A graveyard is a good place to gain perspective on life—in all its tenses and tensions. The past tugging at the shirt sleeves of the present; the future hiding behind gravestones; today’s dirt and dust hiding yesterday’s ashes. In a cemetery, all of life can be rolled into one picture: A collection of markers that signal the lives of remarkable people.
Cemeteries also call to mind the question that heads this entry. To voice the matter differently: What will mark your life—whether in a burial ground or elsewhere—so that future generations will know what and who you were? Or even this harder question: WILL you be remembered, and for what?
Your legacy could be summarized in an epitaph on a gravestone, but it may also be revealed in other ways and places: In a family history you have collected or written; in treasured artifacts that characterize what has been important to you; in the things you have constructed, built, begun, maintained or improved. Certainly you will be remembered by virtue of the people whose lives you helped shape. (The teachers, friends and mentors who shaped me always stand tall in my memories!)

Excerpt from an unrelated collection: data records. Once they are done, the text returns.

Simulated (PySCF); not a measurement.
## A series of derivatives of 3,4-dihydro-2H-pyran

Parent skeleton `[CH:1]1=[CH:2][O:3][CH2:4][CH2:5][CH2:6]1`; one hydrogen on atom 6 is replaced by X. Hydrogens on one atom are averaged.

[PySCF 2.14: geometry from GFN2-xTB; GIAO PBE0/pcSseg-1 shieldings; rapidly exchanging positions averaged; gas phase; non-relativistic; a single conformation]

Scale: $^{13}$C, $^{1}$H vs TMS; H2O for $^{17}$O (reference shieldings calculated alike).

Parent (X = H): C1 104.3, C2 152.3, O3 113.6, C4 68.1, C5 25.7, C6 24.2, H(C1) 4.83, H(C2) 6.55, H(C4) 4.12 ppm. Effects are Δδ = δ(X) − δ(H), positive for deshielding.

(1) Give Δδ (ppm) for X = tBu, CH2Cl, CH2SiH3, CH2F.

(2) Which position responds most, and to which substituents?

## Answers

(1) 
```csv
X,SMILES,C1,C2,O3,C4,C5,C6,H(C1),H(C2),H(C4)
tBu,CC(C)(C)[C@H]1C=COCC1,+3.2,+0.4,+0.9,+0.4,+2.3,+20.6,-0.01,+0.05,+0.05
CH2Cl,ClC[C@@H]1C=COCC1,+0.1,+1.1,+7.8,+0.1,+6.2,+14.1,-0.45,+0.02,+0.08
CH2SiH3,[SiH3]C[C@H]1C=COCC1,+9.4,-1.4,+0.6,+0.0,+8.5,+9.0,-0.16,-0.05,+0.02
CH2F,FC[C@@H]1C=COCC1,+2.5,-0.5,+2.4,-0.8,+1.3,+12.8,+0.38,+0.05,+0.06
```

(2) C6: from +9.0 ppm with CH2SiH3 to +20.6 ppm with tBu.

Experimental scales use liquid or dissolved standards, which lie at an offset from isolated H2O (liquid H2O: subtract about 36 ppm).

Being remembered may not seem important—you’re humble and know your place in the cosmos. But think of the folks who will live on after your passing into life eternal: How they will want to hold dearly onto what was important and valuable and godly about you. How they will try to move past grief into resolute living-like-you. How your life’s markers will keep you strong in their memories, and insistent in their determination to follow in your footsteps! Because you love these folks, you’ll want to develop your markers now.
In that way, your coming past tense will be their present and future tenses!